Performance date: 02/07/2019

Venue: St. Brendan’s Church

Composition Year: 1567-1643

Duration: 00:35:14

Recording Engineer: Gar Duffy, RTÉ

Instrumentation Category:Vocal Ensemble

Instrumentation Other: s, m, t, b

Artists: Fieri Consort (Hannah Ely, Lucy Cox [sopranos], Nancy Cole, Helen Charleston [mezzo-sopranos], Tom Kelly, Josh Cooter [tenors], Ben Mckee, Ben Rowarth [bass]) - [vocal ensemble]

Very often I find myself subconsciously influenced by the textures and harmonies of sixteenth-century choral music. Having experienced development of harmony through to its total disintegration in serialism in the early twentieth century, composers such as myself find ourselves inspired by the directness of sixteenth-century harmony but nevertheless search for effects that stretch out and develop these sounds. This is, of course, exactly what Monteverdi did. Following in the footsteps of Rore and Wert in the court of Mantua, he tore apart sixteenth-century principals of texture and dissonance, unashamedly enjoying held un-prepared suspensions or false relations and unusual progressions of enharmonic sequences that continue to raise the twenty-first-century musician’s eyebrows.

Monteverdi’s Lamento d’Arianna started life as a lament scene in the midst of an opera, the remains of which are sadly lost. Rather than merely extending Arianna’s lament, the four new movements take an entirely different angle by looking from the point of view of Teseo, guilt-ridden, sailing away from the island. All four movements take place in one split-second moment as Teseo, unable to ignore Arianna’s cries, looks his lover in the eye. In this moment, he realizes his mistake but as he does so, she, driven insane with rage, turns her eyes away and leaves him, spurned and broken hearted, to sail away.

The first movement exposes the two main methods of conveying the idea of sound travelling over water: the first being the physical passing of the sound around the performance space, the second being a harmonic and melodic reflection of the way pitch seems to bend as it moves away from the source, commonly known as the Doppler Effect. This remains throughout the movement and the entire work in the form of the constant semi-tonal contrast between Teseo and Arianna that is itself also very much reflective of that first moment of pain experienced in the semitone clash in the very first two notes of Monteverdi’s work. 

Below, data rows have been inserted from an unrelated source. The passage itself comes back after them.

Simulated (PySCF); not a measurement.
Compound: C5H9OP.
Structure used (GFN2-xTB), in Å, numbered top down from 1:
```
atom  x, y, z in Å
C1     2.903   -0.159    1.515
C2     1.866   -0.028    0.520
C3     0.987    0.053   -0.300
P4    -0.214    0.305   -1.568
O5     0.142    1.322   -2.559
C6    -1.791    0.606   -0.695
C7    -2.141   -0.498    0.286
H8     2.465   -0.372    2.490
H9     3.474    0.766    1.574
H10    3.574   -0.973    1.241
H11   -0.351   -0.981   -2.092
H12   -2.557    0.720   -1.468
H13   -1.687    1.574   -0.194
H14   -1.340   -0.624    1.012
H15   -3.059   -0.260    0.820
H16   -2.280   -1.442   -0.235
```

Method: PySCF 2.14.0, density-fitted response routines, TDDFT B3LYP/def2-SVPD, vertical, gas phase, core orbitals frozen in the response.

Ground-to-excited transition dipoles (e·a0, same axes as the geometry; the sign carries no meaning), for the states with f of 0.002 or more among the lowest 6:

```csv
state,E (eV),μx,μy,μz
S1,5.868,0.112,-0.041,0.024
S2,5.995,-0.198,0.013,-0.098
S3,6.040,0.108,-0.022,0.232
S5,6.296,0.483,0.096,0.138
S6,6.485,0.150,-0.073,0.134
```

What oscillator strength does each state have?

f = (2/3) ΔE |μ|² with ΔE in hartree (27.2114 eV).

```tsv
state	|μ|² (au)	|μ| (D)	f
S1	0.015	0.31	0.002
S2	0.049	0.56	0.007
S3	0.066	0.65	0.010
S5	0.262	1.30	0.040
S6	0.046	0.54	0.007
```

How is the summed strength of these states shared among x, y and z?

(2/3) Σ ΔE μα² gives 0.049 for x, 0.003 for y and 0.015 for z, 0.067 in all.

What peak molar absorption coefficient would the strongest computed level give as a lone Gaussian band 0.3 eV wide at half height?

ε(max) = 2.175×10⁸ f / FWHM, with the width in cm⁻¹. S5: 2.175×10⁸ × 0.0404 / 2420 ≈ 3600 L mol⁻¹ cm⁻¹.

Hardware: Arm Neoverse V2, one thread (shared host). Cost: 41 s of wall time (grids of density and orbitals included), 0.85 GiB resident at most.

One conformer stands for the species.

At the end of this first movement, Teseo’s maddening lament ceases as the tension rises and he finally, unable to take any more of Arianna’s cries, looks back and meets her eyes, taking us properly into ‘the moment’ in which the rest of the piece takes place. Movement two takes this idea of time standing still within a single moment by going slowly backwards through the previous cadence of Monteverdi and then accelerating forward through it again.